George Romney was no lone crusader. Indeed, it is a sign of how far even liberals have strayed in the 21st century from the dreams of the civil rights movement, that questioning metropolitan segregation was quite common among Republicans as well as Democrats in the 60s and early 70s. President Johnson was somewhat vexed by the fact that each urban, suburban and educational task force he appointed in his second term seemed to call for metropolitan desegregation, even as he was casting about for alternative and more politically viable approaches to the urban crisis. This included the famous Kerner Commission, which in 1968 called for the integration of “substantial numbers of Negroes into the society outside the ghetto,” through the reorientation of federal programs and the placement of low and moderate-income housing in the suburbs. Failure to do so would condemn blacks to a “permanently inferior economic status,” rendering the U.S. “two nations, separate and unequal.”
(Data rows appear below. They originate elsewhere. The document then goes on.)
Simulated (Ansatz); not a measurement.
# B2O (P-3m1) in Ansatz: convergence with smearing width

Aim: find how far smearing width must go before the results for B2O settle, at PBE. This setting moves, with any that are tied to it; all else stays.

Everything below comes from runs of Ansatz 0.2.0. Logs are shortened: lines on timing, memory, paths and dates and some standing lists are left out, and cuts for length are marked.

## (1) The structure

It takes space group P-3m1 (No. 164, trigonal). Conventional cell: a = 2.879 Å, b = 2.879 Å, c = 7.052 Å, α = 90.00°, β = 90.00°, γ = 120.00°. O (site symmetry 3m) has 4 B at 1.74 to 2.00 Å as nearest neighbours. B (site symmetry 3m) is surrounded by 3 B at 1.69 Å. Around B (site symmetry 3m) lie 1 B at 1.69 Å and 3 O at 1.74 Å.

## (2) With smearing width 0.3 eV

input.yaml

Angered at Romney’s secrecy, and under increasingly intense pressure from suburban officials, Nixon made his position explicit in a series of statements between December 1970 and June 1971, declaring his belief that the federal government did not have the legal authority to ‘force’ racial and economic integration of the suburbs. While he would enforce non-discrimination law, he insisted that racial segregation in the suburbs was a byproduct of economic considerations, not discrimination. Privately, he even considered introducing a constitutional amendment banning federal efforts to force educational and residential integration. Romney was pushed out after the November 1972 election. “Nixon’s policy,” according to Charles Lamb, who served on the U.S. Commission on Civil Rights in the mid-70s, “was consciously designed to protect the status quo, to shield suburbs from economic, and thus racial, integration. Its political intent was to preserve the Republican political base for years to come.”
Federal urban policy since then has focused primarily (and weakly) on improving the quality of ghetto neighborhoods (and their residents) by devolving resources and power to municipal authorities, public-private partnerships and Community Development Corporations (CDCs), not on the forces that create and sustain metropolitan inequality. Particularly since 1980, federal and local governments have embraced an ideology of market accommodation in policy making that emphasizes privatization, decentralization, economic competitiveness, and creating a favorable ‘business climate.’ National policymakers in both parties have continued to deploy the rhetoric of decentralization and localism – for education, as well as urban policy more generally. This approach enjoys support from free-market advocates on the right as well as community-based activists on the left. Politically, it has granted both political parties a kind of cheap policy grace, presenting the appearance of doing something about poverty and urban problems, but without the political and economic costs that confronting metropolitan segregation, economic insecurity and an underfunded and inadequate welfare state would actually entail. The social consequences of this persistent localism have been profound, setting in motion a kind of “feedback loop” that reinforces patterns of place-based racial and economic inequality.
Despite the growing ideological divisions of our age, there has been a surprising political convergence on issues related to urban policy, social services, and housing. From the spread of charter schools, to the expansion of home ownership through financial deregulation, it is apparent that left and right agree on much more than is commonly assumed. Virtually all of these points of agreement either hide or exacerbate racial and economic segregation, or geographically concentrate its deleterious consequences. In many ways the Obama Administration’s embrace of urban charter schools, school choice, and the use of market models for the assessment of students, teachers and schools, is emblematic of this convergence. Despite a lack of evidence of their efficacy, and growing empirical support for the integration of schools by class as well as race, the ‘achievement gap’ is virtually never discussed in terms of the intersection between inequality and social geography
George Romney understood that there is little chance we can substantially narrow the achievement gap without breaking up heavy concentrations of low-income minority children in urban schools, giving these children opportunities to attend majority middle-class schools outside their “truly disadvantaged” neighborhoods. But urban children cannot have a practical opportunity to attend such middle-class schools unless their parents have the opportunity to live nearby.